McCollum was on death row while Brown, initially also on death row, was serving a life sentence for the 1983 rape and murder of Sabrina Buie, an 11-year-old African-American girl whose body was found in a soybean field with her underwear stuffed down her throat. Though there was no physical evidence tying them to the crime, police in the small town of Red Springs claimed McCollum, 19 at the time, and his half-brother Brown, 15 at the time, had confessed to the rape and murder. After five hours of intense questioning with no lawyer present and their mother weeping outside the interrogation room, the confession was written out in longhand by the police.

While many observers said the North Carolina case illustrated the riskiness of the death penalty, that certainly hasn’t slowed down Texas and Missouri.

Both Missouri and Texas have the busiest death chambers in the nation — after Wednesday, Missouri and Texas each will have executed eight people in 2014. Florida has carried out seven executions. Oklahoma has killed three, while Ohio, Arizona and Georgia have executed one each.

No other state besides those seven has executed anyone this year.

Ringo was killed after his conviction for murdering two people during the robbery of a Ruby Tuesday restaurant on July 4, 1998. 

Ringo’s lawyers made the usual appeals, but the U.S. Supreme Court refused to halt the execution, as did a three-judge panel of the 8th U.S. Circuit Court of Appeals and Missouri Gov. Jay Nixon. Defense attorney Richard Sindel questioned Missouri’s use of the sedative midazolam before executions, on the grounds that it might dull the inmate’s senses and leave him unable to express any pain.

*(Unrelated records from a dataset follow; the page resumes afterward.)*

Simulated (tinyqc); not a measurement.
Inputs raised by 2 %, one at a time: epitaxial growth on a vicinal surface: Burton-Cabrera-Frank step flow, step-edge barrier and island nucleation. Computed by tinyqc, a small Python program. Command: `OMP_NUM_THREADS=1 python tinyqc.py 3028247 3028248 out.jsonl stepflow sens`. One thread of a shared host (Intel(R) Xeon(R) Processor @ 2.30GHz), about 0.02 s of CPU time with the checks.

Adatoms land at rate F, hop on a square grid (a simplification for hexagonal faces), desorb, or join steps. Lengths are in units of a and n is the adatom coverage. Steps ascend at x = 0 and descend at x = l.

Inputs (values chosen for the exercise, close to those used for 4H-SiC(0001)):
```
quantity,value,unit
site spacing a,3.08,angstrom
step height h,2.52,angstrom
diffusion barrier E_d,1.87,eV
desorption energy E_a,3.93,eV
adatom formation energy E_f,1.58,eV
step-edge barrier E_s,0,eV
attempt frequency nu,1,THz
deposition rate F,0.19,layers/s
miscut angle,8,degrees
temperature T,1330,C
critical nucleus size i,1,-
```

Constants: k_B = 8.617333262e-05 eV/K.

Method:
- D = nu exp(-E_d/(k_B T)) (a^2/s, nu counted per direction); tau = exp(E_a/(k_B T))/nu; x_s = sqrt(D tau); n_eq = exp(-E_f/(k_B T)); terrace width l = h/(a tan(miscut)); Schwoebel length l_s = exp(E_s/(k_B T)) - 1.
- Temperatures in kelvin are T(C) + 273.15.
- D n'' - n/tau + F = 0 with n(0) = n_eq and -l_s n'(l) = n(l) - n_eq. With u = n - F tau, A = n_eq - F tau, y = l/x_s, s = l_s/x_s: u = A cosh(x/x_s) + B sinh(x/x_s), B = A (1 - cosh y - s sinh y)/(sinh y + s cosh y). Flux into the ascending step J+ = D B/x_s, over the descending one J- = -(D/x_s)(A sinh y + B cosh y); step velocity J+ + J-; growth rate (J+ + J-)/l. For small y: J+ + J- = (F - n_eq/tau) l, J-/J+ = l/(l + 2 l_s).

In Texas, Trottie is being executed for killing his common-law wife and her brother during a gun battle at the family home in Houston in 1993. While Trottie’s lawyers contend that he did not receive adequate legal representation at his original trial and that the prosecution withheld a witness statement about his mental state that might have caused a jury to hand down only a life sentence, Texas officials are moving forward. 

An African-American woman, Lisa Coleman, is also scheduled for execution in Texas on Sept. 17 for the 2004 intentional starvation death of her 9-year-old son.